Omni
Overview
Omni is a cloud-native business intelligence platform. Learn more in the official Omni documentation.
The DataHub integration for Omni covers BI entities such as dashboards, charts, semantic datasets, and related ownership context. Depending on module capabilities, it can also capture features such as lineage, usage, profiling, ownership, tags, and stateful deletion detection.
Concept Mapping
| Omni Concept | DataHub Concept | Notes |
|---|---|---|
Folder | Container | SubType "Folder" |
Dashboard | Dashboard | Published document with hasDashboard=true |
Tile | Chart | Each query presentation within a dashboard |
Topic | Dataset | SubType "Topic" — the semantic join graph entry point |
View | Dataset | SubType "View" — semantic layer table with dimensions and measures as schema fields |
Workbook | Dataset | SubType "Workbook" — unpublished personal exploration document |
| Warehouse table | Dataset | Native platform entity (e.g. Snowflake, BigQuery); linked as upstream of Omni Views |
| Document owner | User (a.k.a CorpUser) | Propagated as TECHNICAL_OWNER to Dashboard and Chart entities |
Module omni
Important Capabilities
| Capability | Status | Notes |
|---|---|---|
| Column-level Lineage | ✅ | Field-level lineage when include_column_lineage=true. |
| Descriptions | ✅ | Enabled by default. |
| Detect Deleted Entities | ✅ | Enabled by default via stateful ingestion. |
| Extract Ownership | ✅ | Document owner extracted from Omni API. |
| Platform Instance | ✅ | Supported via connection_to_platform_instance config. |
| Schema Metadata | ✅ | Dimensions and measures extracted as schema columns. |
| Table-Level Lineage | ✅ | Dashboard → Tile → Topic → View → DB Table. |
| Test Connection | ✅ | Enabled by default. |
Overview
The omni module ingests metadata from the Omni BI platform into DataHub. It is intended for production ingestion workflows and supports the following:
- Folders (as Containers), Dashboards, and Chart tiles
- Semantic layer: Models, Topics, and Views with schema fields (dimensions and measures)

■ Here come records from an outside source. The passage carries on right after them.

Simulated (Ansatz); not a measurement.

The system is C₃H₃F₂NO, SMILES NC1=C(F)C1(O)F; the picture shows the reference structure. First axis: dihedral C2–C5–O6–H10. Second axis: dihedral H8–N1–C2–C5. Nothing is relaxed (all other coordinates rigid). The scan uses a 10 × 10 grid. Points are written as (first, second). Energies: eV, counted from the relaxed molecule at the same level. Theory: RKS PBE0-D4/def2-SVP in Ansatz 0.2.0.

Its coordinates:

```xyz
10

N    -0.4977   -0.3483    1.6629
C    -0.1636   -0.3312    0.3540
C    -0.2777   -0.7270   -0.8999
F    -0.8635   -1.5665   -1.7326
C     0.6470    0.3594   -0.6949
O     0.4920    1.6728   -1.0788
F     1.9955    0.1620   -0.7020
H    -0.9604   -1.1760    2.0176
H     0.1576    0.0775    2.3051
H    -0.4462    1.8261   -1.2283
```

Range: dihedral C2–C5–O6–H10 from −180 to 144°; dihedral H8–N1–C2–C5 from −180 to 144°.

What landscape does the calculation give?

- Physical warehouse tables with upstream lineage stitched to existing DataHub entities
- Column-level (fine-grained) lineage from semantic view fields back to warehouse columns
- Ownership propagated from the Omni document API
Lineage is emitted as a five-hop chain:
Folder → Dashboard → Chart (tile) → Topic → Semantic View → Physical Table
Prerequisites
Before running ingestion, ensure you have the following:
An Omni Organization API key with read access to models, documents, and connections. Generate API keys in Omni Admin → API Keys.
Connection mapping configuration if you want physical table lineage to stitch with existing warehouse entities in DataHub. You will need to map each Omni connection ID to the corresponding DataHub platform name, platform instance, and database name:
connection_to_platform:
"conn_abc123": "snowflake"
connection_to_platform_instance:
"conn_abc123": "my_snowflake_account"
connection_to_database:
"conn_abc123": "ANALYTICS_PROD"
Connection IDs can be found by calling the Omni /v1/connections API or from the Omni Admin UI.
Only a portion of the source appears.